In the period since ww2, art that involves nature or natural processes has taken diverse forms, from the huge spiral artworks of Robert Smithson created on the shore of the great Salt Lakes, to the walks of Richard Long through the English landscape, to Andy Goldsworthy’s ephemeral leaf or ice sculptures in outdoor settings. Within such art, there has always been the question: is the immediate experience of the natural world translatable into a gallery? As artists still want their work to be seen and thought about, for better or worse the gallery is the best place – whether in the form of exquisite photographs (eg of Goldsworthy’s sculptures), photographs taken with indifference to art or framing (eg of Smithson’s Spiral Jetty), or data about a walk offering ‘evidence’ of the artwork (eg Long).
Anya Gallaccio (born 1963, UK) has an intriguing way of including natural processes within gallery-based artwork. She creates site-specific installations, often using organic matter such as flowers, fruit, ice, wax and chocolate. An artist who came of age at the same time as the more famous Damien Hirst, Gallaccio challenges the traditional idea that artworks should be a monument within a museum or a gallery; she makes art which changes over time, rotting, melting, being oxydised. It is art about ‘process’ as much as ‘object’, like an unruly experiment, the end result of which cannot be predicted; and as such it is hard to document with a simple photograph – being principled, she refuses to take photos of her own art to sell. She also emphasises the personal experience of the viewer: her work lives on not as photographs that she exhibits but as memories in those who experienced it as well as in the idea of the artwork itself. The emphasis on personal experience puts one in mind of Anthony Gormley’s perceptive comment that art is about ‘reasserting our first hand experience in present time’.

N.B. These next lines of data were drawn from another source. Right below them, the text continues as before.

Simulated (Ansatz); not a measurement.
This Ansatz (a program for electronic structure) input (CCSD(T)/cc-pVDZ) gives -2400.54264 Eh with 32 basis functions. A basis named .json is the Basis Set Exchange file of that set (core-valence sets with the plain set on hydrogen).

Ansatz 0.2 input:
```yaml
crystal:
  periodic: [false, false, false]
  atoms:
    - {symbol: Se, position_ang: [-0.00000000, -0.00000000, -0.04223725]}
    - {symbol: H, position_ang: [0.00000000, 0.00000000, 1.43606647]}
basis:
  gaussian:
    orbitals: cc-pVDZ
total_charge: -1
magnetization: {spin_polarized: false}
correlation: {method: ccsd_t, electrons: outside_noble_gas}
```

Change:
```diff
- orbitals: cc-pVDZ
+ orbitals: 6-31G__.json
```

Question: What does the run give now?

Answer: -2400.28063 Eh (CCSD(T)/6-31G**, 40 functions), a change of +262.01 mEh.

Some of Gallaccio’s artworks have been repeated at different sites. In ‘Preserve Beauty’ (1991-2003), between 1600 and 2000 red gardenias are arranged in four adjacent rectangular compositions underneath large panes of clear glass, with the flower heads facing out towards the viewer. Over time, the gardenias wither and die; as well as changes to the appearance of the work, there are changes to the smell in the gallery, and some flowers even fall out to rot on the floor. ‘Preserve Beauty’ has echoes of Dutch vanitas paintings of the 16th/17th century, which contained collections of objects symbolic of life’s transience and death’s inevitability – a meditation on decay, change, mortality.
The red gardenias, a mix of gerbera and daisies, are grown for commercial consumption and thus are a type of readymade according to Gallaccio – an everyday, often scentless and mass-produced object. These flowers are chosen as they blur the gap between ‘the natural’ and objects of a commodity culture. She explores this overlap between natural objects and those of disposable commodity culture, specifically in relation to the wastage and decay that is usually hidden from consumers. She has stated that, ‘we experience so much of the world at a mediated and sanitised distance, so I try to make art that is not complicit with this structure’.
In ‘Red on Green’ (2012) Gallaccio plucked the heads of 10,000 red roses and arranged them into large rectangle on a gallery floor. At first the installation might seem like a grand romantic gesture. However, Gallaccio’s interest is piqued in what the installation becomes over time. In a way, ‘Red on Green’ becomes a kind of natural performance as the field of red shifts to brown. The symbol of the rose is used as a starting point for meditating on the natural processes of death and decay.
For her installation ‘Stroke’ (2014-15), she constructed a room made of dark chocolate, inviting visitors to lick the walls if they so dared. The room was partly intended to be a feminine space in an art-world defined mostly by men: the artist sees her unusual material as one normally associated with the female domain and she thus brings the domestic out of the shadows, into the public arena. Painted in thick, gentle layers of chocolate, the room was dark and cavernous, a space to be entered into and experienced. The piece relied upon the viewer drawing meanings from the artwork, though it was as much about fantasy and anticipation as the actual (disappointing) experience of sitting in a chocolate room. As the artist explained, the real chocolate room was distinct from what one might have expected. As time wore on, the sweet odour turned sour; the chocolate, painted onto the walls, oxidised; insects moved into the space. More an encounter with decay and discomfort than with sensual pleasure.
Other works include Glaschu (1999), in which a pattern outline from a paisley carpet, drawn from flowers and foliage, pierces a thinly poured layer of cement floor in an elegant neo-classical interior, so that living verdure creeps from the meandering cracks. The theme of nature reclaiming its territory from human ruins is poignant.